Relationship between the occurrence of landslides and long-term rainfall trends

Landslides occurred when one of the storage tank layer values exceeded the previous maximum value before the landslide (Figs. 5 and 6). A shallow landslide occurred when the value for the first storage tank layer exceeded the previous maximum (Fig. 5), while a deep-seated landslide occurred when the value for the third storage tank layer exceeded the previous maximum (Fig. 6). Therefore, a change in the first (third) storage tank layer value indicates the occurrence of shallow (deep-seated) landslides. This pattern arises from the three-layer tank model, in which the first layer corresponds to changes in groundwater levels in shallow layers, while the second and third layers correspond to changes in groundwater levels in deeper layers (Fig. 2).

In general, shallow landslides that occur above the bottom of a wetting front are triggered by the loss of suction due to high-intensity rainfall of short duration (e.g., Iverson 2000; Ran et al. 2018; Wieczorek 1987). Vallet et al. (2016) applied wavelet analysis to the Séchilienne landslide to examine the relationship between precipitation and displacement of deep-seated landslides, and showed that displacement is not directly related to precipitation but instead to deep-seated groundwater processes. Therefore, our findings regarding the relationships of the three-layer tank model with shallow and deep-seated landslides correspond to previous hydrologic process studies.

Based on these considerations, the long-term trend in the first tank storage layer value indicates the potential risk of shallow landslides, while long-term trends in the second and third tank storage layer values indicate the potential risk of deep-seated landslides. In Miyagawa, shallow and deep-seated landslides occurred at different times (Fig. 1). The 11-year running averages of annual maximum values of the first and third storage tank layers both showed upward trends when the 2004 shallow landslide and 2011 deep-seated landslide occurred (Fig. 7). Long-term trends in rainfall are also reflected in increasing tank storage layer values.
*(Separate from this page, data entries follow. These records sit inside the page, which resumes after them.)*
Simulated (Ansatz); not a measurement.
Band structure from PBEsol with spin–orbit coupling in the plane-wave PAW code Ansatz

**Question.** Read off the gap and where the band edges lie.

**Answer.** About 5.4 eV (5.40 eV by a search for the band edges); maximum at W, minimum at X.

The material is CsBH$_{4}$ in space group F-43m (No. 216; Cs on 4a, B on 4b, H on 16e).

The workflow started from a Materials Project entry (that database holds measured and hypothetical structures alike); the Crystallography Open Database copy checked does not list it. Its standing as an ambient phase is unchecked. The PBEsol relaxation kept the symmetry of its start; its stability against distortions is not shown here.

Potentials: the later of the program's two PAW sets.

Comparison of our method with other rainfall indexes

Antecedent rainfall is an important initial condition for predicting the occurrence of landslides (e.g., Dahal and Hasegawa 2008; Kim et al. 2021). Empirical methods such as rainfall intensity-duration analysis (Caine 1980; Guzzetti et al. 2007, 2008; Peres and Cancelliere 2014) require definition of antecedent rainfall, as rainfall data must be separated into individual events. Physical models (e.g., Montgomery & Dietrich 1994; Pack et al. 1998) reproduce the elementary process underlying landslides, and are difficult to apply over long periods because the calculation is intensive. On the other hand, the SWI and three-layer tank model used in this study can readily incorporate the effects of antecedent rainfall, as their computation does not require individual rainfall events to be distinguished and can apply to long periods. Thus, our methods are appropriate for examining the relationship between the occurrence of landslides and long-term rainfall trends.

This study examined the effects of long-term changes in rainfall on landslides. However, the occurrence of landslides is driven by interactions of rainfall with topography, geology, and other inherent factors. Therefore, when examining the relationship between long-term changes in rainfall and landslides in a given region, a physically based model that includes the effects of local inherent factors is effective (e.g., Baum et al. 2010; Crosta and Frattini 2003; Montgomery & Dietrich 1994; Pack et al. 1998; Wu and Sidle 1995). However, our methods examine the relationship between long-term trends in rainfall characteristics and landslides using only rainfall data (Figs. 5, 67). Furthermore, the results of the three-layer tank model corresponded to those from previous studies using hydro-meteorological approaches. These findings indicate that when the effects of long-term changes in rainfall on landslides in a given region are examined over time, or over a wide area with variable rainfall characteristics and inherent factors, the use of a “common scale” for evaluating landslide risk is recommended.

Climate change plays a role in landslide occurrence (e.g., Crozier 2010; Gariano and Guzzetti 2016; Kumari et al. 2021). By combining the method presented here with global climate models and spatial distributions of landslide hazards, such as landslide susceptibility maps (e.g., Abuzied and Alrefaee 2019; Abuzied and Pradhan 2021; Abuzied et al. 2016), the effects of climate change on landslides can be evaluated over a wide area. As our results were based on only a few cases, further studies in other regions are needed. Nevertheless, our results are valid, as the three-layer tank model used to calculate SWI (Okada et al. 2001; Osanai et al 2010) has been applied throughout Japan, and its effectiveness has been verified.

Conclusions

This study used the SWI and a three-layer tank model to investigate the relationship between the occurrence of landslides and long-term changes in rainfall in Miyagawa Village, Mie Prefecture, Japan, where shallow and deep-seated landslides have occurred at different times. The results show that landslides occurred when one of the storage tank layer values exceeded the previous maximum before the landslide. The three-layer tank model can detect the effect of long-term changes in rainfall on landslides, where the first storage tank layer is related to the occurrence of shallow landslides, and the other two layers to the occurrence of deep-seated landslides. Our method is effective for evaluating the relationship between the occurrence of landslides and long-term trends in rainfall.